Washington, DC: March 7, 2015: The death of Raymond Tomlinson over the weekend, has been described as huge loss across the world as he has been credited as the “inventor” of email. While Tomlinson is widely recognized for selecting the @ symbol to connect a username with the destination address email, making it a central part of the communications process. the truth as been believed by many is that the real inventor of the most popular medium of modern day communications, is Cambridge, Massachusetts-based Shiva Ayyadurai.
Ayyadurai, who emigrated to the US with his family when he was only seven, and has been fighting an epic battle to be recognized as the primary inventor of email as we know it when he was only 14. “I’m the low-caste, dark-skinned, Indian, who DID invent #email not Raytheon, who profits from war, death and lies,” he raged in one tweet a few hours after Tomlinson’s death, referring to the deceased man’s employer, best-known as an armaments company.
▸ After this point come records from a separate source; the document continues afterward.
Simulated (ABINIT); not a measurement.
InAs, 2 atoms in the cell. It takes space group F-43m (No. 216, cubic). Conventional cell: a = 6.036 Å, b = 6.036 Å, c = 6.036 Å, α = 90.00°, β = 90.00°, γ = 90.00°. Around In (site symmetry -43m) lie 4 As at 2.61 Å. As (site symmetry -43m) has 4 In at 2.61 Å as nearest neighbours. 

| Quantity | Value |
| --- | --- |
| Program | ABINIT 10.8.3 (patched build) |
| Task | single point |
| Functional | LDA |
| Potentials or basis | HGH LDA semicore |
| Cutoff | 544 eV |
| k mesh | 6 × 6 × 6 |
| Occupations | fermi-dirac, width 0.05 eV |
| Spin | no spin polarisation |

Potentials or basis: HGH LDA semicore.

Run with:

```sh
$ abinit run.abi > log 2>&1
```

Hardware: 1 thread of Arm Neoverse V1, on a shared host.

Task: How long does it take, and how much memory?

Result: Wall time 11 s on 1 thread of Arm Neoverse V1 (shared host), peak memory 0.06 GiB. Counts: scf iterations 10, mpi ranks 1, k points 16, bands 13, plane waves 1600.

Shiva Ayyadurai has the first US copyright for Email, or “Computer Program for Electronic Mail System,” in 1982. Numerous awards and honors recognize his work, from a “Westinghouse Science Talent Search Honors Award for creating EMAIL” in 1981 to the Smithsonian National Museum of American History accepted his code, papers and artifacts demonstrating HIS WORK on EMAIL. And while he may not have written the first email program or code, he is recognized in some quarters as the first to devise the form closest to today’s email – on commission from the Brookhaven National Laboratory.
But missing from the scroll is the official recognition, from the government and the tech community at large, which says he only capitalized on the infrastructure provided by the military and other pioneers, including Tomlinson, to make some contributions in the advancement of electronic mail as we know it today.
In interviews, Ayyadurai has argued that as a 14-year old in New Jersey in 1978, he not only had no access to the early technologies that were strictly in the military domain, he didn’t need their parts, their protocol, or the Internet. His work centered on using local area networks and Ethernet cords.
What Tomlinson did, Ayyadurai clarifies, is send text messages between computers. “It is also an obvious and inescapable fact that sending a text message is not email – since email, as we all know, is a system that includes features such as Inbox, Outbox, Drafts, Folders, Attachments, Carbon Copies. Groups, Forwarding, Reply, Delete, Archive, Sort, Bulk Distribution, and more,” he writes on his website.
Ayyaduari, on the other hand, invented a software system that duplicates the features of the Interoffice Mail System. “I named my software “EMAIL,” (a term never used before in the English language), and I even received the first US. Copyright for that software, officially recognizing me as The Inventor of Email, at a time when Copyright was the only way to recognize software inventions, since the US Supreme was not recognizing software patents,” he writes. He has influential supporters, including the philosopher-activist Noam Chomsky, who has known Ayyadurai since he was a sophomore at MIT, and who noted in a testimonial that “the steps taken to belittle the achievement” of a 14-year old immigrant … “suggest an effort to dismiss the fact that innovation can take place by anyone, in any place, at any time.”
“Given the term email was not used prior to 1978, and there was no intention to emulate ‘…a full-scale, inter-organizational mail system,’ (which is what Ayyadurai did) as late as December 1977, there is no controversy here, except the one created by industry insiders, who have a vested interest to protect a false branding that BBN (a military contractor like Raytheon) is the “inventor of email”, which the facts obliterate,” Chomsky noted in his support for Ayyadurai.
However, others, including some media outlets, who credited Ayyadurai for the invention of the email, have been forced to retract or clarify their stories – by the powerful US military-industrial complex, according to Ayyadurai. The US defense establishment, he argues, wants the public to believe that their tax dollars are well spent to invent things like Velcro and GPS (both of which it did). But often, innovations came from humble, hum-drum low cost environments which do not suck up billions of dollars – which is the point he is trying to prove.